I’ve sent her back and forth to her base since August; I have washed the crisp new uniforms she wears on the street and the soft old ones she wears at the base. Who else wore this shirt and these pants before her, I always wonder, as I hang them in the sun to dry. What stories are in its wrinkles, or the small tears at the back of the neck? The worn elbows and frayed cuffs? Then I turn to wondering what stories her crisp uniform will absorb before she comes home at the end of her service and returns to wearing civilian clothes like the rest of us. When I hang the laundry, I pause in the sun, recognizing the universality in this country of what I am doing. But because I am an immigrant, I turn the uniform in my hands, still astonished by a child of mine in this vast machine whose defining purpose is physical defense and whose defining impression is force. As a professor of literature, virtually none of my colleagues in North America or Europe have children serving in the armed forces. My social media feed features posts accusing the IDF and the United States of a genocidal campaign against Gazans, while neglecting to mention Hamas at all. Scholars seem to be resolving what appear to me intractable moral dilemmas far more rapidly and summarily than any one of them would ever dare to read a poem.

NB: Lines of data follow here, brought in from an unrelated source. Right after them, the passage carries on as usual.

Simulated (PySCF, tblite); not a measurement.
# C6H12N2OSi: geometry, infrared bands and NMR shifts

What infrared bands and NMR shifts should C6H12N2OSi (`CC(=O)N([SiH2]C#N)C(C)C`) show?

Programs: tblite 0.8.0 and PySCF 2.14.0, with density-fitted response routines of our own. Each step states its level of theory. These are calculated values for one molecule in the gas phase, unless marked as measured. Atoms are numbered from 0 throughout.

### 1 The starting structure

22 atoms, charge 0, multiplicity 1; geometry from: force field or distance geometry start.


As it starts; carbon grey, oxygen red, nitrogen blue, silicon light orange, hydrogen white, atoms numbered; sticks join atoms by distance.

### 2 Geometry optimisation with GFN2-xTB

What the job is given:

On the same computer screen as I read those posts, I now see a livestream of the new recruits of the Education Corps. “An army builds a nation builds an army,” Priya’s very young commanders have told her. Repeatedly. It’s a cliché but when your child drafts practically right into a war, you have to ask which of the clichés bear truth. This is an army of all. Civilians or soldiers, it’s just a matter of what day or year it is, what you happen to be wearing. As October 7 proved, it doesn’t even always matter what you’re wearing, or whether you’re armed. So many ordinary people became nothing short of heroes when the need arose. In jeans and a T‑shirt, with no weapon but a piece of broken glass, Aner Shapira defended thirty young people like himself at a music festival and ultimately saved eight lives by throwing seven grenades out of a crowded shelter as terrorists threw them in. Survivors say he introduced himself and told them not to worry. He assumed command. Lots of Israelis drove their own cars into areas that had become war zones in order to rescue their families, including four Bedouin family members from Rahat and a former IDF general and his wife from Tel Aviv. Both first rescued many who were not their family members, returning multiple times into unspeakable danger. What did unspeakable danger look like on October 7? Like the hail of missiles, endless grenades, fires, thousands of masked terrorists (some dressed to look like the IDF), swarming the main roads, then combing the shelters and forests for escaping Israelis. Corpses lying everywhere. The former general was in street clothes. He was armed with a pistol. Those he set out to rescue were his son and grandchildren.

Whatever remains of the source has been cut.